I'm reading a book on commutative algebra, where there is an appendix on category theory.
It defines a category $\mathcal{C}$ as having a set of objects $\text{Ob}(\mathcal{C})$ and a set of arrows between objects $\text{Hom}(\mathcal{C})$ satisfying conditions of composition, identity and associativity.
I'm a little troubled because I don't see how we can define the category of sets this way.
Don't we have the classical paradox of "the set of all sets"?
What am I missing?
On
It is possible that your source is using a different foundational system than one involving classes. Using the notion of Grothendieck universe, it is possible to define categories so that the collections of objects and morphisms are always sets. The idea is to fix a strongly inaccessible cardinal $U$ and define the category of sets as the category of small sets, that is, those sets which are an element of $U$. The set $U$ is so big that this includes every set used in typical mathematics, as well as their (iterated) powersets and unions.
This foundation is quite popular and common in areas in which category theory is commonly applied. To be fair, it has one weakness: ZFC set theory is strictly weaker than its augmentation with the axiom "there exists a strongly inaccessible cardinal $U$", whereas there is a formalization of the set-class theory called NBG set theory which has the same consistency strength as ZFC.

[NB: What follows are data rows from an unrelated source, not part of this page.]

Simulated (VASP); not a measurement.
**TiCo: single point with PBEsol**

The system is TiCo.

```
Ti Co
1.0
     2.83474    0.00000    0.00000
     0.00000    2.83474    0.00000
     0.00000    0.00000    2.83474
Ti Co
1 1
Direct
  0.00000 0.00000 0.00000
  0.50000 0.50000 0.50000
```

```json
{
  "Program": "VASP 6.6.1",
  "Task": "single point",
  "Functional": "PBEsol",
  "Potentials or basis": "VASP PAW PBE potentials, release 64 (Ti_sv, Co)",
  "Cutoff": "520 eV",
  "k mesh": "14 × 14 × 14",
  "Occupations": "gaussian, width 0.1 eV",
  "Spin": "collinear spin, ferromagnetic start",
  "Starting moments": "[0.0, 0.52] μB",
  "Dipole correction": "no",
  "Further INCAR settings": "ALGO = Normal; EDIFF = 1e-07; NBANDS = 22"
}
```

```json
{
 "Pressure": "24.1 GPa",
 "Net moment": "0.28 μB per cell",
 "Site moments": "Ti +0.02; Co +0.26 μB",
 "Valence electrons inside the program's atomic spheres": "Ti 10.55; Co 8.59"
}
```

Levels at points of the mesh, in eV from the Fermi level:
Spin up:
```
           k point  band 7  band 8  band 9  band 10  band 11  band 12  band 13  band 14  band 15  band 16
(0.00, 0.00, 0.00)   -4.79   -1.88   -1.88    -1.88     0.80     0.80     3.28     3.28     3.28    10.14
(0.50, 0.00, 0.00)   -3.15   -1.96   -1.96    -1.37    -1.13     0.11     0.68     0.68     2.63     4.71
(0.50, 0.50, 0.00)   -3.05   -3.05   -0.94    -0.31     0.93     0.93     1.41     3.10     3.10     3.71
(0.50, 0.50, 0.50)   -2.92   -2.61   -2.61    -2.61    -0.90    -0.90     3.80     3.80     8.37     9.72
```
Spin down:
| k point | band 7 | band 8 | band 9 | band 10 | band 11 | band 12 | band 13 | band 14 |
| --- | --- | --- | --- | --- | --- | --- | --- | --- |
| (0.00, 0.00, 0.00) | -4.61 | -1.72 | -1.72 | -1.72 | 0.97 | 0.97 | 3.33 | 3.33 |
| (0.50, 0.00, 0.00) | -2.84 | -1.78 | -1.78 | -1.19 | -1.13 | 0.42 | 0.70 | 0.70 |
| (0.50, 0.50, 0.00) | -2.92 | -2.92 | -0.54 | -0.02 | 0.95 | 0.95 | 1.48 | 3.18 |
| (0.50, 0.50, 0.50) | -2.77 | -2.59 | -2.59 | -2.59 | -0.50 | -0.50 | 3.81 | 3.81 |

We do not run into that "classical paradox", known as Russell's paradox, because we have the notion of class. Class is a broader notion of collection than set; all sets are classes, but not all classes are sets. Classes which are not sets are called proper classes. In this framework, what Russell's paradox shows is that the class of all sets is a proper class, because if the class of all sets was a set we would get a contradiction. Now you might be wondering, why can't we form a new Russell paradox about the class of all classes? The answer is that there is no class of all classes, because not all classes are allowed to be the elements of a class. Only a set can be an element of a class, a proper class cannot be an element of a class. And how do you tell which classes are sets and which ones are proper classes, short of deriving a contradiction? The approach mathematicians have settled on (though by no means the only consistent approach) is to look at its "size". Proper classes are all of the same size; they can all be put in one to one correspondence with the class of all sets. And if a class is too small to be put in one-to-one correspondence with the class of all sets, i.e. it has an actual cardinality, then we call it a set. This is all formalized in set theories like NBG and MK.
So to answer your question, it's not a problem that all sets do not form a set. Because the objects in a category just need to form a class, not a set. In fact categories where there is a set of objects rather than a proper class of objects have a name, small categories. And we can even create a category of all small categories, with functors as morphisms. That's legitimate because small categories are sets, so we can form a class out of them. But obviously the category of small categories is not a small category.
So to sum up, the category of sets is a perfectly legitimate category, it's just not a small category.